Members of the Global Country of World Peace said they are getting closer to their goal of starting a $13 million project building peace palaces in Strongsville, Parma and Mayfield Heights.
Since losing a court battle this year with Mayfield Heights over the city's refusal to approve variances to build a peace palace on a commercial development site, the group's followers revised and submitted another plan. They expect to meet with the city, said Thomas Murach, director of the Maharishi Invincibility Center in Rocky River.
Murach said the group hopes to get the green light from the city's Planning Commission to build a 10,000-square-foot rest and wellness center where they plan to educate people about Vedic principles and transcendental meditation.
Maharishi and his followers want to build 3,000 peace palaces across the globe where participants will be taught about nutrition, yoga and the cosmic universe.
Murach said the organization has 10,000 to 15,000 followers in Ohio. It is awaiting approval for site plans and permits to build offices and educational centers in Strongsville and Parma.
Officials in the municipalities where the group wants to build have received site planning proposals. Murach said the group hopes to break ground in the spring or early summer.

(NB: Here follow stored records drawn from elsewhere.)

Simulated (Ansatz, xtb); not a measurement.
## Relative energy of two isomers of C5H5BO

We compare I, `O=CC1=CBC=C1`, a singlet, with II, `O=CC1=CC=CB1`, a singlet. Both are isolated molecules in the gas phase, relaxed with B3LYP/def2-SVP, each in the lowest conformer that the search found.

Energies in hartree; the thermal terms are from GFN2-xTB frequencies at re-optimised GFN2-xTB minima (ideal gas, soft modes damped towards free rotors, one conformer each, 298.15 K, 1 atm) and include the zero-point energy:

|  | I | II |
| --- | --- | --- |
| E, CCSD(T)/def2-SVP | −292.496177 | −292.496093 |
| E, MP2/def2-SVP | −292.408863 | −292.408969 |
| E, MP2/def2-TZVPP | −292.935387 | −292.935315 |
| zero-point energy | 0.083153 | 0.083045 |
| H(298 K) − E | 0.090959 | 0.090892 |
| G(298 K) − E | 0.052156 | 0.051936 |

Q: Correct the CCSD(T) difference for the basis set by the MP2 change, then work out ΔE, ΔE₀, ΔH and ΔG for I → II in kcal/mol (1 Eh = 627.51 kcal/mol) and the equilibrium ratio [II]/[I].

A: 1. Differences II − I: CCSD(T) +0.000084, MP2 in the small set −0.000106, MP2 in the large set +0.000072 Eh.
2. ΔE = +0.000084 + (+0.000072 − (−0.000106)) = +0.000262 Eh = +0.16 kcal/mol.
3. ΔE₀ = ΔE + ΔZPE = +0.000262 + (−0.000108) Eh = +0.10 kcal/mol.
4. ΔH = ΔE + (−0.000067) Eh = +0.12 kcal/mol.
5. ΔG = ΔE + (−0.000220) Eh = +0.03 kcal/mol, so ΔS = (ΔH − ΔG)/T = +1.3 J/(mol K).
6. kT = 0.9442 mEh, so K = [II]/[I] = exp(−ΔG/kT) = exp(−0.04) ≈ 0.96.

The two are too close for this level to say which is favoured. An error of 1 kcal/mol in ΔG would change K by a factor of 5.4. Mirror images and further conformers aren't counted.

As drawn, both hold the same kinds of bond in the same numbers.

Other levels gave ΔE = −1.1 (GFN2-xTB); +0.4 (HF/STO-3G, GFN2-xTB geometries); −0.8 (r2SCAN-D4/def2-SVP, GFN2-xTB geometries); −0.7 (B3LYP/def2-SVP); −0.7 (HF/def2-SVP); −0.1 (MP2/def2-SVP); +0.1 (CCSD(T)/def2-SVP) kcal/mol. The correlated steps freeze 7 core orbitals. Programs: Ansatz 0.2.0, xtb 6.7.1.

Mayfield Heights Mayor Gregory Costabile said he has heard very little from the organization since it filed a lawsuit against the city. Costabile said he doesn't mind if the group builds a peace center as long as it complies with the city's rules.
"We've never had a problem with their plan or their beliefs," the mayor said. "It's always been because the building they wanted to build would have been too close to the street and a neighboring lot."